(Des Moines, IA) Governor Chris Christie (R-NJ) last Saturday during his appearance at the Des Moines Register’s Soapbox at the Iowa State Fair spent his entire time on taking questions. He was asked if he believed businesses should be allowed to discriminate against LGBT persons.
I wanted to highlight his response because it stood in stark contrast from what I heard during U.S. Senator Ted Cruz’s (R-TX) Rally for Religious Liberty the night before.
“No, no they should not,” Christie answered. “Listen we have a system of laws in this country. Those laws need to be followed. The fact is that religious organizations should be protected from having to do anything that violates their religious beliefs as a religious organization. That should be protected. But other businesses who want to do business should be able to do business under the laws of our country.”
“When I take an oath of office as Governor I promise to enforce the laws of the state of New Jersey, not the laws I like or the laws that I agree with, but all the laws and if we don’t want to have a country of men and women but a country of laws where everyone is treated equally that’s what we need to do so religious organizations absolutely should be protected. Everyone should be freely able to practice their religion the way they see fit, but businesses should not be allowed to discriminate no,” Christie added.

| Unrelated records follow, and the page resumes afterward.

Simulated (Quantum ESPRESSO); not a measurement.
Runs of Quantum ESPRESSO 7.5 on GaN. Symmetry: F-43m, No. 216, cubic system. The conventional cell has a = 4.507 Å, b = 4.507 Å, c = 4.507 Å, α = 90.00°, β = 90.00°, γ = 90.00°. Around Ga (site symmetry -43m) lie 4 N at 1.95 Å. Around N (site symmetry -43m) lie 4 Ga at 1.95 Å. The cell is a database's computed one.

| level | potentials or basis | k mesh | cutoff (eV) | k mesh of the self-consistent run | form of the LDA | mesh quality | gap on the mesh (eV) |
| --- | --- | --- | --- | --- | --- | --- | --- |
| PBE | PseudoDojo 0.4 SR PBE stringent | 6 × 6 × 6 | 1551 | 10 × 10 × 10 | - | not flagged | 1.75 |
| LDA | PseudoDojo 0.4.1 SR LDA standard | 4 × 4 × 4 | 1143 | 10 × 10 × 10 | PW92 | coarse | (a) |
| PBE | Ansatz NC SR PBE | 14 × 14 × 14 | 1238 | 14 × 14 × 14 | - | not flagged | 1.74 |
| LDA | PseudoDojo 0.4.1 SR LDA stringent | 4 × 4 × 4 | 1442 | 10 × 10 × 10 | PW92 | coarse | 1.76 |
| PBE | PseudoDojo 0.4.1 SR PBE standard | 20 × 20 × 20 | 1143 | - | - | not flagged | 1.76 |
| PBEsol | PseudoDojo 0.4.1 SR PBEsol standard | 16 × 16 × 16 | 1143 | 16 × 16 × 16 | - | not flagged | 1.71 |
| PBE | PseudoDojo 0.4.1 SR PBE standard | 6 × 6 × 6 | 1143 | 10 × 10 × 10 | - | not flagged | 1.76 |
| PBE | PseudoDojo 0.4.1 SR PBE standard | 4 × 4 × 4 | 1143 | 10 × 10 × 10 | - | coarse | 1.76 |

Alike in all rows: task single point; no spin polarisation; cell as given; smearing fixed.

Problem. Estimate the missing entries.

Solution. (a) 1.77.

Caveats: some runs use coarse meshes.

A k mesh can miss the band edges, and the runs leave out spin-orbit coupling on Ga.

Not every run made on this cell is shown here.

There are two primary problems with this point of view. First Christie doesn’t appear to grasp the difference between discriminating against a person and objecting to a message or practice. Dick and Betty Odgaard had served homosexuals at Gortz Haus in Grimes, IA on numerous occasions. When they declined to host a same-sex marriage ceremony their problem was not with the person who asked. Their problem was with the ceremony which would require them to participate in an event they felt violated their religious conscience
Similarly Melissa Klein, a baker in Oregon who was given a massive fine because she declined to make a wedding cake for a same-sex wedding ceremony as it violated her religious beliefs. This was a repeat customer whom she had served before. The problem again in this instance wasn’t the person – she’s served that same customer before, it was the event.
One last example, Blaine Adamson who owns a T-Shirt company. Adamson was asked to make t-shirts for the Lexington, KY gay pride festival. He declined. The problem wasn’t with the customer as he would have made t-shirts for a different event for them. The problem was the message. The complaint against Adamson was later dismissed.
Frankly I don’t think it’s good business practice or loving for Christians business owners to deny goods, services, employment (provided it’s not a religious organization whose mission would be compromised) or housing because of someone’s sexual orientation. That isn’t what we are talking about. If he made that distinction I personally would not have any qualms with that, but the only distinction he made was for religious organizations (by the way, that is not an endorsement of LGBT folks being a protected class).
Should a black-owned t-shirt company be forced to make t-shirts for a KKK rally? Should a Jewish baker be forced to decorate a cake with a swastika? The common sense answer is no.
Second, Christie’s position does not respect true freedom of religion, but what he seems to advocate is a freedom of worship. He said, “people should be able to practice their religion as they see fit,” except if they are a business owner. Granted there are always consequences when people of faith take a stand on marriage, but those should be free market consequences, not government sanctions and fines.
Protecting religious organizations doesn’t go far enough.